Jul 29, 2016
Shaifalika Panda, Chief of CSR, Indian Metal & Ferro Alloys (IMFA), and CEO, Bansidhar & Ila Panda Foundation (BIPF), says that companies should realign their CSR agenda to meet the contemporary challenges. Shaifalika talks to Ashok Kumar for the Social Philanthropy Series on All India Radio's FM Rainbow channel. Excerpts from the interview:
OneWorld South Asia: What lessons do Indian companies need to learn from the Companies Act, 2013?
Shaifalika Panda: Indian industries had an idea about Corporate Social Responsibility (CSR) long before the introduction of Companies Act 2013, but today CSR has been brought to the forefront.
The introduction of the Act according to me should be viewed as an opportunity and people should look at the broader concept of responsibility where our actions will create a people-and-planet-friendly environment capable of generating socially responsible profit.

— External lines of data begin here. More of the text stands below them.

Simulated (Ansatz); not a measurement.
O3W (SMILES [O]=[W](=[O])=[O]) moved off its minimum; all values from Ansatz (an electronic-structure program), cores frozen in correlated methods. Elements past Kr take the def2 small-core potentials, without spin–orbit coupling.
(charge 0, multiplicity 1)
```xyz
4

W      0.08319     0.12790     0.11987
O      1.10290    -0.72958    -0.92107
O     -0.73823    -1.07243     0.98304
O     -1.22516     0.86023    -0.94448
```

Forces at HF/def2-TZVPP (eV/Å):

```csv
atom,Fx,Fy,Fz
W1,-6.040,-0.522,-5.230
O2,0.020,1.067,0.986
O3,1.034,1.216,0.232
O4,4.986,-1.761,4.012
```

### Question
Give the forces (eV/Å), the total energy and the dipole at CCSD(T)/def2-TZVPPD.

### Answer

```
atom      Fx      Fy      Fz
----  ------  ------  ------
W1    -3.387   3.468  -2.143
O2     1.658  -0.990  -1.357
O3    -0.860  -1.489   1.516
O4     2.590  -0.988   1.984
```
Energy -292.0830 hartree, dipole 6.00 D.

A lot of companies have been working in the field of CSR for some years and now they have an opportunity for partnership with other companies and the government in order to achieve social goals.
OWSA: What kind of vision or direction has the Act given to the industry towards achieving development?
Shaifalika: The CSR Act focuses on activities like education, eradication of hunger and poverty, AIDS programmes, malaria, maternal health and several programmes and interventions required in each of these verticals.
I think this is the time when people will need to come together for collective cause and work together so that they are able to achieve a larger impact.
OWSA: How can companies make CSR activities really meaningful?
Shaifalika: The companies should introspect and evaluate to assess their CSR strategic agenda and realign their strategy according to the present challenges.
No company working alone can achieve the complete CSR agenda, hence, the Companies Act, 2013 gives an opportunity for collaboration.
As you know our government has very good programmes but the real problem is their implementation. If the government and the private sector implement these programmes in collaboration, then the good managerial efficiency of the private sector would enable better implementation of these programmes.
A lot of companies want to do good work but they have no idea about CSR. The new Act provides a framework to understand the process of implementation of CSR more effectively.
OWSA: What will be the negative and positive effect of working within the framework of the new Companies Act?
Shaifalika: In earlier times people used to do charity or philanthropy according to personal will. But now we have so many problems in our country that we require a strategic plan to tackle them.
According to the framework, you will decide what needs to be done followed by the kind of action required to be taken. Nowadays, if the private companies and industry focus on innovation and technology, then they can create a larger impact.
OWSA: Do you think the framework of the new Act will stereotype the CSR activities of the companies?
Shaifalika: No, I don’t agree with this. The activities permissible under the CSR Act cover wide range of issues including AIDS prevention, Malaria, and eradication of poverty.
So it depends on the company to decide how it can contribute or make itself most useful in the area of health. Our company works in five districts of Odisha, where child and maternal health is a big issue. The Infant Mortality Rates and Maternal Mortality Rates are extremely high. So my company has decided to focus more on these two areas.
So, to be efficient in your community there is no-one-size-fits-all formula. You have to work according to your geography and strengths and that will add up to the collective goal but for each individual to reach that collective goal there will be individual goals.
The end goal is same for everyone but there can be ten different ways to achieve that end goal. Every company or sector can have their own vision or direction towards achieving that goal. Therefore, there is no chance of getting stereotyped in the CSR sector.
OWSA: How have CSR activities evolved at your end, especially after the new Act?
Shaifalika: The introduction of the new Act has not made much difference to our company. IMFA has always been committed to working for the community. When our founder Bansidhar panda had started the first plant of IMFA in 1961, it was his wish to come back to his home state and create livelihoods for the people of Odisha.
He focused on one of the remotest towns of Odisha in erstwhile Koraput district. Along with the start of the plant the company also started its community initiatives. Even when there was no concept of CSR in the 1960s, we had given water facilities, sanitation facilities to the community.
Then in 1970s we started to look into education, skill development and as early as 1982 in Rayagada district we started an English medium school and a vocational centre (ITI centre).
The changing landscape of CSR in our country called for strategic interventions and because of this in 2011, we set up the Bansidhar Panda Foundation. All our initiatives are done by this foundation. We focus on 3-4 things in our foundation touching upon issues like water and sanitation, education, skill development, and women and children programmes.